Swag works. In one survey, 83 percent of Americans admitted that they enjoy receiving promotional items, and those who use swag are likely to remember company names and products for years after they first receive a promotional product.
Yet, many business leaders don’t know how to make swag work for them. If you find your company closets chock full of swag after every promotional product order, you might be making some key mistakes in how you design your branded items.
Here are a few reasons no one wants your swag and how to change your promotional product effectiveness in the coming years.
You Choose Useless Swag Items
No one has used a mousepad since 2009, and it is possible that at no time in human existence has a paperweight been a sought-after item. If your swag isn’t useful, people won’t want it.
Before you order any kind of promotional products, you need to think about your target audience, perhaps using marketing tools like buyer personas to better understand the types of swag your customers want.
For example, if you cater to a tech-forward crowd, you might opt for USB drives, laptop sleeves, or portable chargers, but if moms are your target audience, tote bags and travel coffee mugs might be better options.
Even if your audience is large and diverse, you should try to narrow your swag to items that people like and can use.
You Invest in Low-Quality Swag
You shouldn’t devote an overwhelming majority of your company’s marketing budget to swag — but you shouldn’t cut corners on quality, either. Low-quality swag is hardly better than trash, and usually, that is what it will soon become.

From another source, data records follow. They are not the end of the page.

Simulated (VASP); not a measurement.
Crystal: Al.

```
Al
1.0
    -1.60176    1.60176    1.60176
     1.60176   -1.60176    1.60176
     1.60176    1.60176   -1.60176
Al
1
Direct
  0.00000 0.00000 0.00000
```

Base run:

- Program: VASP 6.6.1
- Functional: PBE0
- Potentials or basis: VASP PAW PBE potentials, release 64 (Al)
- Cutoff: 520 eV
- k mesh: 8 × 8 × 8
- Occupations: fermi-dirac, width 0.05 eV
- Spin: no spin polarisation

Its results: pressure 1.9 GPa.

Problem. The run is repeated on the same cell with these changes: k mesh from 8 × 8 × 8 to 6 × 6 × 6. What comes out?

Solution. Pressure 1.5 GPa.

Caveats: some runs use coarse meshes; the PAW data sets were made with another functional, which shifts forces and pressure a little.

Because you should strive to create branded items that will remain in a customer’s home for some time, building name recognition and trust, quality should be a top priority.
If you can’t afford to create a large line of quality promotional products with your budget, you should stick to one or two exceedingly high-quality swag items that customers will be wowed by.
You might even work directly with another product brand to ensure you can provide the right value for your customers.
Your Swag Designs Are Ugly
Maybe you have chosen practical items for your consumer audience. Maybe you aren’t skimping on quality. But, if your swag looks terrible, it still won’t be particularly prized.
Because your visual assets are such a significant element of your brand, you should invest in professional graphic design for your business logo, color scheme, and more.
Again, it is important to consider your target audience. Teen boys have vastly different aesthetic preferences to young marrieds, who tend to gravitate toward different-looking products than single adult women.
You might need to research what aesthetic attracts your audience before you design your swag.
Tips for Improving Your Swag in 2022
Bad swag is bad — that’s a fact. Fortunately, just because you have made bad swag in the past doesn’t mean you are resigned to producing bad swag forevermore.
In addition to committing to practical, attractive, and quality swag items, you can use the following two tips to generate promotional products that might be even more popular than your business’s main services:
Make a Consistent Marketing Message
Certain swag items work for every business — pens, T-shirts — but a large number of promotional products only make sense for businesses in specific fields. This helps a company maintain a cohesive brand story and consistent marketing messages for its audience.
For example, a company branding itself as technologically innovative should offer a variety of promotional tech swag whereas a company with soft, feminine branding might offer candles, cosmetics pouches, canvas tote bags, and the like.
It wouldn’t make sense for a tech brand to offer nail polish or sleep masks because their target audience probably doesn’t want them and definitely doesn’t expect them.
Collaborate, Customize, and More
To take your swag to the next level, you should look for ways to create swag that is totally unique to your company. Aside from your brand name and logo, you might add customizations like recipients’ names or the event where the swag is distributed.
Even further, you could work with other businesses whose products coordinate well with yours to design cross-collaborative promotional products that customers can’t find anywhere else.
Swag works — or, at least, good swag works. If you put the time and energy into developing promotional products your audience likes, you will see your efforts pay off in the form of customer loyalty, name recognition, and more.